I taught myself how to decode. No, I was not some precocious early reader who intuited how words work at three and was reading before entering school. And, yes, my first grade teacher. Ms. Rickles, did a very creditable job in teaching me the alphabetic principal and the phonological awareness I needed to get myself started on the road to being a reader. Most of what I learned about the ways words work, however, I learned by reading and I can distinctly remember that happening to me.
Early in the second grade, my mother enrolled me in the Weekly Reader Book Club. I was thrilled when the package with my first book arrived with my name on it. The book was a Whitman/Golden Book adaptation of a Disney True Life Adventure documentary series called The Living Desert. The book contained lots to interest a seven-year-old boy and I read it with a vengeance. It was probably a bit above my reading level, but with the help of my understanding of sound/symbol relationships learned in school, a bit of my own background knowledge, the copious pictures in the book, and some determination, I was able to decode words like iguana, rattlesnake, prairie dog, desolate, tortoise, habitat, evaporation and so forth. Along the way, although I was not aware of it at the time, of course, I was teaching myself the orthographic system of our language. The more I read, the stronger, richer, ad deeper this understanding became.
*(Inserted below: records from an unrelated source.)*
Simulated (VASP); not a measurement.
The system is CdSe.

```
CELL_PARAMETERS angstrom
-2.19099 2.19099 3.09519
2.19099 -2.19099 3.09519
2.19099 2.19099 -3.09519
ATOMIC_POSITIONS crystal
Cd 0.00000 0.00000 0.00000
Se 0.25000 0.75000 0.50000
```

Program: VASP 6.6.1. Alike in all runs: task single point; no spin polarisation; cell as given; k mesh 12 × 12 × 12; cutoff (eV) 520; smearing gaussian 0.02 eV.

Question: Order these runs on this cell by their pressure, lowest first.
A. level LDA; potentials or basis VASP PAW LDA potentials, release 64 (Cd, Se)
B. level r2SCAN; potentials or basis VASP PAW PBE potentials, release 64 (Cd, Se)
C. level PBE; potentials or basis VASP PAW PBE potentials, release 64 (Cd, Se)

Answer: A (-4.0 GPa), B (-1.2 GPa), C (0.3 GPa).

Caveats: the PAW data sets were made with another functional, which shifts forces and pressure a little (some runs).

It has been estimated that there are about 88,500 distinct word families in English. Not even the most heroic of teachers could possibly hope to teach developing readers even a fraction of these spelling patterns. How do we explain how successful readers learn all these patterns? Researcher David Share (1995) hypothesized that readers learn these patterns primarily through the process of successful experiences of "phonologically recoding words." Phonological recoding is the process of translating print to sound. According to Share, this process is a "self-teaching process", which enables the reader to acquire the detailed knowledge of the orthographic structure of the language that is needed for successful reading. The more successful encounters the reader has, the more information is available to recognize new words. As Share puts it, "the process of word recognition will depend primarily on the frequency [with] which a child has been exposed to a particular word, together, of course, with the nature and success of item identification." (p. 155).
The implications are pretty clear. Students need to develop a thorough understanding of the alphabetic principal and phonological awareness (syllables, onset/rime, phonemes) and at the same time they need lots of opportunities to read, so that they can apply this growing knowledge to new and novel constructs. Another implication is that much of this reading must be on the independent level, because the key is "successful interactions." Children will not have the opportunity to put this self-teaching to work, if they are struggling with the reading. Some challenges are welcome, as opportunities to apply growing decoding skills, but for the most part children should be reading at volume in independent level texts. One exception to this general rule would be when a student shows a particular interest in a topic and that level of engagement motivates the reader to "work through" some challenging passages.
Another implication is worrisome. If much of word recognition is "self-taught" through wide reading, and if this ability to self-teach is dependent on a high level of phonological awareness, then children who struggle with phonological awareness will struggle to build the orthographic lexicon they need for skilled reading. As Cassano and Dougherty (2018) have observed, this indicates that the Matthew Effect (the rich get richer and the poor get poorer) in literacy can be laid to weakness in phonological awareness and the subsequently fewer opportunities to develop the ability to decode a wide range of orthographic constructs.
Share's insight is, for me, a clear argument for balance in instruction. While most children need instruction that helps them develop phonological awareness, they also need lots of opportunities to apply this learning in real, independent reading situations. Students who struggle to develop the requisite phonological awareness need continued attention to help in developing that awareness, but also continued opportunities to self-teach through successful encounters with independent and instructional level texts under the guidance of the informed teacher.
Works Cited
Cassano, C.M. and Dougherty, S.M. (2018). Pivotal research in early literacy: foundational studies and current practices. NY: Guilford.
Share, D. L. (1995). Phonological recoding and self-teaching: sine qua non of reading acquisition. Cognition, 55, 151-218.